Sun Dec 8th through Sat the 14th, 2019 at Vancouver Convention Center
The paper presents a very interesting idea: uses combinatorial methods only for projecting neural (or hybrid neural-symbolic) functions to the programmatic space. The projection operator uses program synthesis via imitation learning such as Dagger. The paper does not clearly explain why projection is much easier than searching in program space. A detailed explanation with an example will be needed. The evaluation results are very weak. It uses very simple RL tasks. The dropbox link https://www.dropbox.com/sh/qsgxk76xg9t5ow3/AACyJIkqwhrO9EUmVa6SIrJva?dl=0 does not have the code. The folder is empty. ---after author feedback and reading other reviews--- The authors have addressed some of my concerns: projection via imitation learning is easier, and provided the code and a video comparing with NDPS. The authors did not address my question on evaluation well. Although TORCS tasks are important, a single environment is not enough for evaluation. In particular, when can IPPG learn effectively via imitation learning can not be established via TORCS itself. Online imitation learning may be hard in many application domains. Can you leverage offline demonstrations? As a result, the paper still needs lots of improvement. However, I am willing to increase my rating to 6 given some of my concerns are addressed.

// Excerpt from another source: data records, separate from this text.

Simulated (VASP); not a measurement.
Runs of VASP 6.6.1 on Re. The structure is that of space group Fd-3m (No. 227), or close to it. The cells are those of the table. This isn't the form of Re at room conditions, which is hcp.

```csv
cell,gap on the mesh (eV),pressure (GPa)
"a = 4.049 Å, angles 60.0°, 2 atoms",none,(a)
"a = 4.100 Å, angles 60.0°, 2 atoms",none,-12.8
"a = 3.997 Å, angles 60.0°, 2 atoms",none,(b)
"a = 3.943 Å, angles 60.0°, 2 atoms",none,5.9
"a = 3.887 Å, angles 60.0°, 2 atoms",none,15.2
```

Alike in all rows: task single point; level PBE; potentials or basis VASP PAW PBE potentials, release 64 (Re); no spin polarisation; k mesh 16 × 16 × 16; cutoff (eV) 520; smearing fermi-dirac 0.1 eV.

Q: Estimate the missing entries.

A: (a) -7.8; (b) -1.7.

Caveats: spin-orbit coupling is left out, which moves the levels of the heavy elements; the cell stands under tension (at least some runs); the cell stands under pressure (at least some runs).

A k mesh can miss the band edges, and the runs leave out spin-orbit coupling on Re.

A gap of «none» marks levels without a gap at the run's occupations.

Very nice work. Some minor comments: 1. As in so many NIPS and ICML papers I review these days, the scholarship is somewhat shoddy. There's a vast literature of work on mirror descent based RL, including mirror-descent based safe policy gradient (Thomas et al, NIPS 2013), mirror-descent based sparse Q-learning (Mahadevan and Liu, UAI 2012), mirror-descent based gradient TD (Liu et al, UAI 2015, JAIR 2019), and many more articles in this vein. Please do a more thorough literature review. 2. From the results of Thomas et al., NIPS 2013, one can reinterpret your learning algorithm (Section 3) as doing natural gradient updates. Please read Thomas et al., and summarize your ideas from this perspective. 3. Following Mahadevan and Liu's work on sparse Q-learning, can you provide any sparsity guarantees on your learned policies (which would help in their interpretability). 4. Table 1 needs to be augmented with some of these earlier mirror-descent based approaches.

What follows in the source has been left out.